The Hong Kong-based container line recorded $9.8bn in revenue in 2024

Healthy transpacific and Asia-Europe rates mean OOCL registered a 30% growth in revenue despite a modest increase in liftings

HONG Kong-based carrier Orient Overseas Container Line secured a 30.2% increase in revenue for the 2024 financial year, earning more than $9.8bn.

This surge in revenue was delivered despite a modest 3.5% increase in liftings that saw volumes rise from 7.59m teu in 2024 vs 7.34m teu in 2023.

OOCL’s transpacific segment registered a 53.5% growth in revenue in 2024, and its Asia-Europe segment was not far behind, with 2024’s $2.3m a 44% increase on 2023’s $1.6m.

 

 

Those results were buoyed by a fourth-quarter surge, with the transpacific and Asia-Europe segments delivering 61.7% and 75.4%, respectively. The Asia-Europe revenue growth is even more striking when the 10.9% annual decline in liftings is taken into account too.

In total, the fourth quarter of 2024 delivered $2.5bn worth of revenue, 55% more than the $1.6bn posted in 4Q23. 

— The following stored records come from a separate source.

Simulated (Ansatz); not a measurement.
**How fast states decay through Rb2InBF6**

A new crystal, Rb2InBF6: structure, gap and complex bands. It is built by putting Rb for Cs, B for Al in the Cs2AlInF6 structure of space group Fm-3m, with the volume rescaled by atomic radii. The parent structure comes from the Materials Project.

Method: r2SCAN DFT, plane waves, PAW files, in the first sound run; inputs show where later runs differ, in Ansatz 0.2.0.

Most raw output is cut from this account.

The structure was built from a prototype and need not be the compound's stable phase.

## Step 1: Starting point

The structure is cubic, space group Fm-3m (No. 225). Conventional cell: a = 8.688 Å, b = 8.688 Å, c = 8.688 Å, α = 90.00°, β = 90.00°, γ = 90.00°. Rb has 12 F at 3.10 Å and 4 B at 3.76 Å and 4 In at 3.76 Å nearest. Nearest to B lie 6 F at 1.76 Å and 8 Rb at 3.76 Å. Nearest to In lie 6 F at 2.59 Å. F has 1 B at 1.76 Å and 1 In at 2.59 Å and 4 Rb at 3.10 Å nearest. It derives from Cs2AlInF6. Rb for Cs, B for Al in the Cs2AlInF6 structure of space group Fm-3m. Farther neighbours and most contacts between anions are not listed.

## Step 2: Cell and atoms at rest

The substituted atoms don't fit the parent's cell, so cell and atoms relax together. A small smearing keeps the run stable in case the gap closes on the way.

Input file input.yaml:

The Cosco-owned line’s bumper year can largely be attributed to healthy container rates in the latter half of 2024, particularly on the Asia-Europe and transpacific routes.

 

 

Red Sea reroutings have kept Asia-Europe rates high, while the looming threat of tariffs brought in by the incoming Trump administration and the frontloading as a result saw Asia-US West Coast rates rebound in the fourth quarter of the year.

Despite signs of softening on the Asia-US west coast route, as seen in the Shanghai Containerised Freight Index at the very end of 2024, rates were still high historically, Jeffries analyst Omar Notka told Lloyd’s List, and well above breakeven level.